At SENZA, we believe in nurturing the next generation of scientists, engineers, and innovators. That’s why we were proud to sponsor the Bionic Bighorns, a talented group of 10 to 12-year-olds participating in this year’s First Lego League (FLL) competition.
The FLL is a STEM-oriented robotics competition for K-12 students, and this year’s theme was “Energy.” As part of the competition, teams had to research and design an “Innovation Project.” The Bionic Bighorns chose to focus on small-scale hydrogen production for rural communities in developing countries, aligning perfectly with our company’s mission and values.
Throughout the project, the young innovators gained knowledge in chemistry, physics, and engineering while also exploring art and design principles. They even had the opportunity to interact with industry experts and professionals, including our very own specialists.
Teamwork was a critical aspect of the Bionic Bighorns’ success. With regular working sessions and Zoom calls, they supported each other and shared responsibilities. They built Lego models, practiced at home, worked on their presentation poster board, and even created artwork or logs.
The Bionic Bighorns aimed to build a simple and relatively inexpensive microgrid system utilizing solar power to generate electricity and hydrogen. They designed a solution that could provide essential services to rural communities while offering a sustainable alternative.
Key Points of their design:
- The generated electricity can be used to power homes and appliances, creating development opportunities.
- Hydrogen and oxygen come from water, making it easily accessible for approximately 25% of Earth’s rural population living in coastal zones.
- Solar energy is stored in lithium-ion batteries, which can be easily serviced and distributed across the area.
- Hydrogen is stored in large propane-style tanks, compressed by an advanced electrochemical hydrogen compressor, and used as fuel for cooking or heating. It can also be transported to provide a source of income.
- The water is pumped into a PEM electrolyzer, which splits it up into hydrogen and oxygen. The oxygen can be vented or kept, while the hydrogen continues its processing.
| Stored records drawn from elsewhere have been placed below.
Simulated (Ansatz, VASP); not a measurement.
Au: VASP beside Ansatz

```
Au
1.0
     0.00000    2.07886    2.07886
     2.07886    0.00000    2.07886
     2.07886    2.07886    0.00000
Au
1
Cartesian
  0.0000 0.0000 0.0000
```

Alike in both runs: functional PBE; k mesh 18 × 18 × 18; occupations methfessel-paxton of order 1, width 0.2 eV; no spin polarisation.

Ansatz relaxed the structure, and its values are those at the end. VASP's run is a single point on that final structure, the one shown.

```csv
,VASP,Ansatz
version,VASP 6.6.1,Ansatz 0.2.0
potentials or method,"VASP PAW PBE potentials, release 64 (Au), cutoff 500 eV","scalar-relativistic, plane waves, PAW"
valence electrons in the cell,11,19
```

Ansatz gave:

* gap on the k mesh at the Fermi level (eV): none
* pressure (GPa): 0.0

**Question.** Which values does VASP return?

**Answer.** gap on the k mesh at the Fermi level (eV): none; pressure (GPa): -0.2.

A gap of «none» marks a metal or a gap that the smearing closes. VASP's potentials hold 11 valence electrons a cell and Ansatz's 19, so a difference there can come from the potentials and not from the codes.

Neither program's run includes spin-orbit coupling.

- The real-world design is relatively simple and uses off-the-shelf components, with an estimated cost of $75,000. It can be assembled on-site with a few technicians working alongside local people, and training for system maintenance and minor repairs can be accomplished during setup.
We are incredibly proud of the Bionic Bighorns’ performance in the Northern Nevada regional finals. Their hard work, innovation, and dedication have been truly inspiring, and we’re honored to have played a role in their journey. As a company, we remain committed to supporting educational initiatives that encourage and empower the scientists, engineers, and leaders of tomorrow.